The USTA Eastern Section is one of the most competitive tennis Sections in the country. The Eastern Section also has one of the worst reputations in the nation in terms of parental and player behavior, in my opinion.
Parents today are getting out of line in regards to their children’s tennis results. The result of this behavior is that fewer children are competing in tournaments. The amount of players competing, not only in the Eastern Section, but, all over the country, has been declining. We can blame that children today don’t have American idols anymore, such as Andre Agassi, Pete Sampras, Jim Courier, Michael Chang, Chris Evert and others. But the truth is that tennis is an individual sport with no teammates, no referees and no coaching allowed during the matches.
Tennis parents are putting a lot of pressure on their children to win in hopes that they become scholar athletes or professional tennis players. It is important to be a competitive player and learn how to compete, but parents need to be guided on how to be parents of tennis players and not tennis coaches. The term “burnout” is only used in individual sports such as tennis, gymnastics, swimming or golf. You don’t see children saying that they are “burned out” in team sports. The reason is because they are sharing their frustrations and failures with other teammates and coaches. If you are having a bad day in team sports, a substitution can be made and the “burned out” child can support the team from the bench.
The biggest mistakes that parents make is to compare their children with others who they are competing against. They tell their children how much money they are investing in them, judging them on things that they are not doing right, and not being a role model for their children at home. The child’s success, or lack of success, doesn’t indicate the kind of parents we have out there, but having a child that is coachable, respectful, tough, resilient and tries their best is a reflection of good parenting.
Parents need to focus on teaching their children how to be confident, determined, engaged and how to control their emotions, both on and off the court. These qualities can be taught and are very important to the development of a player. Coaches need to have more time to teach the children tennis skills, tactical movements on the court, along with all of the mental strength that the child can learn at home.

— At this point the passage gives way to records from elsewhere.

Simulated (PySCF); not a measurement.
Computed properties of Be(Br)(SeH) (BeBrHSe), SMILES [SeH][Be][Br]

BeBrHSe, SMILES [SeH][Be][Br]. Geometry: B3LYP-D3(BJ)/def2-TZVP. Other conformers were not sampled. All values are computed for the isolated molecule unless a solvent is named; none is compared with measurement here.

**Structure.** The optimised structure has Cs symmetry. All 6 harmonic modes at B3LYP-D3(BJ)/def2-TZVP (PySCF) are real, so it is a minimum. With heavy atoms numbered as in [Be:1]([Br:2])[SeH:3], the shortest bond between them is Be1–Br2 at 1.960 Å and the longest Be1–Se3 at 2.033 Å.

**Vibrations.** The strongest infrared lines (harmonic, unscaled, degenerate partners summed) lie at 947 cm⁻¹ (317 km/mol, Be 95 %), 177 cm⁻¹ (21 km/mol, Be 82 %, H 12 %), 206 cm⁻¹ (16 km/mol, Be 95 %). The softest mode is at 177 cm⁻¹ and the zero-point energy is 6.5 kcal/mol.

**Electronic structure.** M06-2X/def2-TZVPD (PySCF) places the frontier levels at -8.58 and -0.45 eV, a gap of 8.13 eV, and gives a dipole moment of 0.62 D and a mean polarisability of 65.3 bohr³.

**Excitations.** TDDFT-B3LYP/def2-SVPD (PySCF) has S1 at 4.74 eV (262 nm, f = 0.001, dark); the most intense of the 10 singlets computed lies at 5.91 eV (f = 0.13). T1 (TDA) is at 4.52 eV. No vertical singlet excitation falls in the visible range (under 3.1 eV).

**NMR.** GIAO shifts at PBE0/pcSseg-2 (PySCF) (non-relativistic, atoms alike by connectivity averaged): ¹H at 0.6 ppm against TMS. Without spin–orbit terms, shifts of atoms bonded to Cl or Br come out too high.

I recommend that all parents choose a coach and an academy very carefully. Beyond that, the parents’ only focus should be on being supportive and giving the child the love and respect they need. Let the coaches be coaches, and then we will have more players competing and enjoying the game of tennis.
Vinicius Carmo is Tennis Director of The Ross School Tennis Academy and Coach of the Boys and Girls Varsity Tennis Teams. As a player, Vinicius was ranked among the top five junior players in Brazil and played several international junior tennis tournaments. He attended the University of Tennessee for four years on a full scholarship.